Poster Paper: Developing Time Use Metrics to Inform Workforce Development Programs

Saturday, November 9, 2019
Plaza Building: Concourse Level, Plaza Exhibits (Sheraton Denver Downtown)

*Names in bold indicate Presenter

Ashok Sekar, Dilge Kanoglu, Gordon Abner, Erik Funkhouser and Varun Rai, University of Texas, Austin

A substantial number of workforce development programs focus on helping economically disadvantaged individuals develop the skills and credentials necessary to have better employment opportunities. Previous studies have shown that those who are economically disadvantaged are also time poor, meaning that they have less time available for discretionary activities such as but not limited to education, professional and personal care services. In other words, for these individuals incorporating workforce development programs into their schedule may be challenging since the timing of the workforce development program may conflict with that of other essential activities, causing a significant time burden to the participant. Therefore studying time-use patterns of the economically disadvantaged population can not only help in understanding the time-burden but also assist in program design. However, to our knowledge, no research systematically examines participant time-use burden associated with participating in workforce development programs and the importance of such data for program design.

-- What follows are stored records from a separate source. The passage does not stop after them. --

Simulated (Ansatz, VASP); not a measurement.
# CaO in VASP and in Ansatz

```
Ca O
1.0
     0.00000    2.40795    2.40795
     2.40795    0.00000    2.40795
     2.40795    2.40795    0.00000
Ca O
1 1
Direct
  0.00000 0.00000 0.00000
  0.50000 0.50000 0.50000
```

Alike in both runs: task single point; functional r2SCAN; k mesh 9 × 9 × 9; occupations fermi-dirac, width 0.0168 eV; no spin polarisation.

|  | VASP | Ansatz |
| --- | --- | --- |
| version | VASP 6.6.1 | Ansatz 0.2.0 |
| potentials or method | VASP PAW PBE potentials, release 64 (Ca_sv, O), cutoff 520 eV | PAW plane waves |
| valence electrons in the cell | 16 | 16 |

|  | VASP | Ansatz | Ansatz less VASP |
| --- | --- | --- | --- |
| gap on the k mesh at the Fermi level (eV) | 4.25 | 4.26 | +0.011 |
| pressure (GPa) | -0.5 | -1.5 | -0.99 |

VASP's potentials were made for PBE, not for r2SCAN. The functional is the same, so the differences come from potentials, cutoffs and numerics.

To address this need, we conduct a phone survey of eligible participants and non-participants of workforce development programs in Central Texas. The phone survey follows the standard time-use survey approach, essentially mapping activities that respondents perform over 24 hours, along with additional information such as where and with whom the activity was performed. In addition to the standard time-use survey measures, we also elicit information about the curtailability and flexibility of each activity, barriers to activity shifting and curtailment, and the subject’s perception of control over their time. By overlaying the time requirements of workforce development programs over participant and non-participant time use profiles and measuring individuals’ availability, curtailability, flexibility, and the limitations to flexibility, we expect to provide crucial insights about the program’s target population as well as provide a framework for analysis to ensure effective program design. We believe that our time-use measures will help to reduce program attrition, improve program resource efficiency, and improve participant outcomes.